Posted by: Mike Cornelius | October 25, 2018

With More Than Just Power, Red Sox Are Halfway To A Title

The requisite number is of course four wins, not two, so in a sense observing that this year’s World Series isn’t yet over is merely stating the obvious. Starting with the Brooklyn Dodgers in 1955, ten teams have overcome two games to none World Series deficits. In each of the three most recent occurrences – the Royals in 1985, the Mets one year later and the Yankees in 1996 – those first two losses came at home, surely a more parlous situation than the one the Los Angeles Dodgers now face.

Dodger fans can take heart in the knowledge that in addition to their team being the first, more than six decades ago, to rally from two games down, two of L.A.’s three most recent titles, in 1965 and 1981, were achieved after dropping Games 1 and 2. And perhaps a few of the Red Sox faithful are mindful that when the Metropolitans stormed back to capture the title in seven games in 1986, it was at the expense of the Fenway nine. Given that it’s been more than two decades since the Yankees rallied against Atlanta in ‘96, and since the previous ten instances happened about every four seasons on average, one might even posit that the Great Game is long overdue for another such comeback.

Still, as the two teams wing west on Thursday before resuming hostilities in Game 3 Friday evening at Chavez Ravine, Red Sox fans are both joyous and confident, and a neutral observer can understand why. Los Angeles still has time to turn the Series around, but everything about the first two contests made the many pundits who predicted domination by Boston look prescient.
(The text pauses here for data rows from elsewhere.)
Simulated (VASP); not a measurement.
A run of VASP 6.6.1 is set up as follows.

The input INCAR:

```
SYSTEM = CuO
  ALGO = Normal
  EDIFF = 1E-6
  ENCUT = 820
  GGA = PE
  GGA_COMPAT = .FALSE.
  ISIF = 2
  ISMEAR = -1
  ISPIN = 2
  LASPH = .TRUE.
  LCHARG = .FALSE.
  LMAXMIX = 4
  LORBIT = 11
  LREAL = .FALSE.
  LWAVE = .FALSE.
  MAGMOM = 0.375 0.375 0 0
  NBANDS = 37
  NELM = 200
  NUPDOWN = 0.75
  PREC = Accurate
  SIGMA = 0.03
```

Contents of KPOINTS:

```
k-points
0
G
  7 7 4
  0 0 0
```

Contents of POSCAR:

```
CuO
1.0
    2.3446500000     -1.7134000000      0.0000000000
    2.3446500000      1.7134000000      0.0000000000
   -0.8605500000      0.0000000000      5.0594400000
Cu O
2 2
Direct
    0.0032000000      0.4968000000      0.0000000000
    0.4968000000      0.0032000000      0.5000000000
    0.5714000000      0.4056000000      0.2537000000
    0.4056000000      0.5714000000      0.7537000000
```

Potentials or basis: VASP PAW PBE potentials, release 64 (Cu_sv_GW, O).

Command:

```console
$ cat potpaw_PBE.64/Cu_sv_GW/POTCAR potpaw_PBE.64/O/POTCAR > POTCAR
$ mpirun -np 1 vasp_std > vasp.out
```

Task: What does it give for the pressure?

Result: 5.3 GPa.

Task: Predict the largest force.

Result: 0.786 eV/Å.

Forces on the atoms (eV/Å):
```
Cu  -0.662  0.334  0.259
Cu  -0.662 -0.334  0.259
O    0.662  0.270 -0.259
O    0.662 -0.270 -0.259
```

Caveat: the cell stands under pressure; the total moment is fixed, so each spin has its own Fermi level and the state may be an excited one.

In winning by scores of 8-4 and 4-2 Red Sox hitters posted a .297 batting average and an on base plus slugging percentage of .772. The corresponding numbers for Dodger batters are anemic, just a .175 average and .462 OPS. Other than Matt Kemp’s 2nd inning home run off Red Sox ace Chris Sale in Game 1, the Dodgers’ hits have all been singles. In contrast Boston has five extra base hits. The Red Sox are batting .333 with runners in scoring position, against only .200 for L.A. Most impressive has been the ability of Boston hitters to grind out at-bats in high pressure situations. Ten of the twelve Red Sox runs have scored with two outs. The Dodgers have plated just a single run with two away.

As for pitching, Boston’s bullpen was viewed as a weakness prior to the start of the Series. But so far Red Sox relievers have surrendered just one earned run in eight innings of work, for an ERA of 1.13. L.A.’s bullpen has seen eight and a third innings of action. The six different Dodgers who have been handed the ball have compiled a 3.24 ERA, which is a decent number until it’s compared to 1.13. Ryan Madson was the first reliever called upon by L.A. manager Dave Roberts in both games, and each time he walked the first man he faced and allowed all the runners he inherited, two in Game 1 and three in Game 2, to score.

Perhaps Los Angeles will thrive in the more hospitable environment of Dodger Stadium. The difference in Game 3’s location will be measured not just by the vocal support of the crowd, but also by the temperature. Game 1 was played under windy and chilly conditions Tuesday night, and by the latter innings of Game 2 Fenway Park was frosty. When Walker Buehler toes the rubber to get Game 3 started late Friday afternoon West Coast time, the forecast is for the low 80s. That and the fact that with right-hander Rick Porcello starting for the Red Sox the Dodgers will finally have their left-handed bats in the lineup may help to warm up L.A.’s offense. The Dodgers are a team that’s already overcome adversity, rising from ten games under .500 in mid-June to win the NL West, and rebounding from a two games to one deficit in the NLCS against Milwaukee.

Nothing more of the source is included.